27.1.06

Pentagon plan calls for new WMD task force: report

Top News Article Reuters.com

The Neocons WILL Exceed Their Known Capacity for Stupidity

WASHINGTON (Reuters) - The Pentagon's latest strategy review proposes a new military unit that would prevent the transfer of weapons of mass destruction from states such as North Korea and Iran to terrorist groups, The Washington Times reported on Friday.

The WMD task force would be comprised of several hundred troops, including special operations forces and intelligence personnel, the Times said.

The Times said the proposal was included in the Pentagon's 2005 Quadrennial Defense Review, a sweeping assessment of U.S. defense strategy Defense Secretary Donald Rumsfeld will send to the White House and Congress on February 6.

Portions of an unclassified summary of the document were made available to The Washington Times, the newspaper said.

"A section on combating weapons of mass destruction said future U.S. military forces will have the capability to interdict and 'render safe' weapons of mass destruction before terrorists can use them," the newspaper reported.

A Pentagon spokeswoman had no immediate comment on the report. (duh)

The Times said Pentagon spokesman Larry DiRita declined to comment on the strategy review which has not been made public.

"We have over the past few years focused on ways of having a standing and rapidly deployable task force," DiRita was quoted as saying. "It's something that can respond quickly to a tough problem."
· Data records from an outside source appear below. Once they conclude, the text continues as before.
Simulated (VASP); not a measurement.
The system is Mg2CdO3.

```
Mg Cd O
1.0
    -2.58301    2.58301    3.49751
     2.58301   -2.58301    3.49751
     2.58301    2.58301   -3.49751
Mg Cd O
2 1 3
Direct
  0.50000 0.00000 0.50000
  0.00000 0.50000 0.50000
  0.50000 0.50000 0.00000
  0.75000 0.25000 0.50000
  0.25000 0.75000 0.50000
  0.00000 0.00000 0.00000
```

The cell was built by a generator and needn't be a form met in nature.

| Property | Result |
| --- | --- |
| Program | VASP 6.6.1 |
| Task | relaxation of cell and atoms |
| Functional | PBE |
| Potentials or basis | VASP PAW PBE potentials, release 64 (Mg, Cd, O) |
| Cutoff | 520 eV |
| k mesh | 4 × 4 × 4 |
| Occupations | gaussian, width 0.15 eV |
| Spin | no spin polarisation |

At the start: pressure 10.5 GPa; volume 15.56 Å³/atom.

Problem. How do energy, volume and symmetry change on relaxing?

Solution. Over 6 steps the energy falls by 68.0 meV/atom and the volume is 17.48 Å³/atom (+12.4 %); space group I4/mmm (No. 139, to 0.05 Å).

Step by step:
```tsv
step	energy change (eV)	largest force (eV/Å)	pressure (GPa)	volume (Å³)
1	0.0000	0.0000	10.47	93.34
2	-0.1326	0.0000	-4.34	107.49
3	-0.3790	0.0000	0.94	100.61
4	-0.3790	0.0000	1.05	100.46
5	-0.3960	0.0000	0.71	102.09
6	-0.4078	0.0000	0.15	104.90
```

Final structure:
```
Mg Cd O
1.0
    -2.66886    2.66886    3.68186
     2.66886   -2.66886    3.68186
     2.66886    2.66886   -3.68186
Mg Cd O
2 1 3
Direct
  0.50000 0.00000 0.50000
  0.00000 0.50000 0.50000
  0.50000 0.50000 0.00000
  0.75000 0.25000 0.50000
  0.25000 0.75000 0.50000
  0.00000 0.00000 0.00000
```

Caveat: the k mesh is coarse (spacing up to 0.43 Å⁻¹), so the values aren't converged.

The Times said the Pentagon review stated that a core element of the new joint task force would be the Army's 20th Support Command, which would become a rapid deployment unit "to command and control WMD elimination missions by 2007."

"They will possess an expanded ability to locate, tag and track dangerous individuals and other high value targets globally," the review was quoted as saying.

Defense officials this week confirmed the planning document calls for the addition of nearly 8,000 troops to its elite Special Operations Forces next year to bolster the U.S. military's ability to fight terrorists and insurgents worldwide.